Please Meet My Pillow, We've Been Together for Three Years

There was a hugely fascinating article in this weekend's New York Times about a Japanese social phenomenon that needs to be read to be believed: A growing community of men are happily in love with 2-D animated characters. It’s like Lars and The Real Girl, but instead of being in love with anatomically correct dolls, these men are in love with pillows, decorated with the image of an (often pre-pubescent) anime character. Apparently, it’s socially acceptable. There’s a word for this predilection (moe) and, according to the story, most men deeply involved with anime and magna culture can put themselves on a 1-10 scale of moe-ness, with one being totally into real women, 10 being totally into animated ones. The "guru" of the “2-D Love Movement” was even booed for confessing to watching 3-D porn.

If you doubted there was some psychological benefit to getting laid at a young age (either thanks to pre-marital sex or an early marriage), consider the fact that this phenomenon is “attributed in part to the difficulty many young Japanese have in navigating modern romantic life. More than a quarter of men and women between the ages of 30 and 34 are virgins; 50 percent of men and women in Japan do not have friends of the opposite sex.” And thus, they turn to pillows.

And yet as unhealthy and strange as this whole being in love with objects thing seems to be, there’s so much interesting stuff at play here: The movement's leading proponent defends his choice as one that takes a stand against "romantic capitalism.” He believes that: "romance was marketed so excessively through B-movies, soap operas and novels during Japan’s economic bubble of the ’80s that it has become a commodity and its true value has been lost; romance is so tainted with social constructs that it can be bought by only good looks and money.” Which, you know, there’s something to, if not quite enough to make most of us fall in love with inanimate objects.

Other things I wonder: Can you really fall in love with a pillow? How does this relate/compare to self-identifying as asexual? Is it really better than just being lonely?

Tags: 2-D, Anime, Japan, Otaku

Willa Paskin Writer, pop culture junkie

Comments

I've felt really uneasy

By: Trixie Films | Thu, 07/30/2009 - 23:36

I've felt really uneasy watching the 'freak show' dynamic as it's played out this week. As Rachel says, it's good to talk about underlying issues for this kind of isolation and fetishism. There are a lot of lonely people out there, even if they're not carrying around pillows with pictures of prepubescent fantasy objects on them.

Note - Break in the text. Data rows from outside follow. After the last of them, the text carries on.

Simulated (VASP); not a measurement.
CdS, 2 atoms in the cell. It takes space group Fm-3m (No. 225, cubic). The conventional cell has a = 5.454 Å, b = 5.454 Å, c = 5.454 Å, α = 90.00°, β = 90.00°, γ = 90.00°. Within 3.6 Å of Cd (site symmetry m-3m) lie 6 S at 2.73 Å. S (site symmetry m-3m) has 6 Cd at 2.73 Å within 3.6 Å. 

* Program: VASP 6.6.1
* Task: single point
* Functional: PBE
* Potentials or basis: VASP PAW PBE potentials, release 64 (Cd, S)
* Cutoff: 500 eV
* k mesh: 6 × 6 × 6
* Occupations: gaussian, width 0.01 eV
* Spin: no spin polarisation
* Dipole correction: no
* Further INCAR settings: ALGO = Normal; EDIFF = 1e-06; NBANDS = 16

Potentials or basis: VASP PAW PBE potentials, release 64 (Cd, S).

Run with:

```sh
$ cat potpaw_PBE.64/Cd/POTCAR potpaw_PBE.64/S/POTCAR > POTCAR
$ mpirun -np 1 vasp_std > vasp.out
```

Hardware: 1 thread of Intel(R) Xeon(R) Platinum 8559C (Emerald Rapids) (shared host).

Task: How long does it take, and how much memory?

Just yesterday I wrote in The American Virgin about a Savage Love column that ran three letters from older male virgins. Their stories are very depressing, but many of the comments were encouraging and empathetic. I want to believe that creating more openness and community could help many isolated people reconnect to the world and maybe pursue intimate relationships. http://tinyurl.com/lulh4o

Hi Willa, I think this piece

By: Rachel Hills | Tue, 07/28/2009 - 08:32

Hi Willa, I think this piece hit on the most interesting thing about this phenomenon: the sense of loneliness that underscores it.

Japan has for a while been the go-to country for oddball stories - especially those relating to isolation. That a staggering 25 percent of Japanese men and women have not had intercourse by their early thirties (or, presumably, in many cases an intimate relationship) speaks of this isolation. But as The American Virgin points out, the Japanese aren’t the only ones having trouble negotiating the modern sex and relationships field.

Through my own research on young adults’ attitudes on sex and relationships, along with my work as a journalist, I’ve noticed a substantial - but usually invisible - minority of women and men in their mid-late twenties who are yet to experience an ongoing relationship. Most of them have had sex, but it’s less the Bacchanalian orgy portrayed in most media coverage of hook-up culture than something far more intermittent and episodic. As one 22-year-old explained, “The frequency of these encounters are quite low. The most promiscuous of my friends would have four in one year; others would have none.” Her remarks are typical.

None of the people I have spoken with have resorted to relations with a pillow or a doll. By all accounts and observation, they’re completely normal, but that’s the point: their experiences are normal. And they aren’t all bad, either. Largely, they’re linked the delayed age of marriage and our increased focus on self-actualization before “settling down“.

Stories like the New York Times one have an obvious “freak” appeal, but it strikes me that it would be more useful - and just as interesting - to focus more on the issues that underlie them, and the way these issues play out closer to the middle of the bell curve.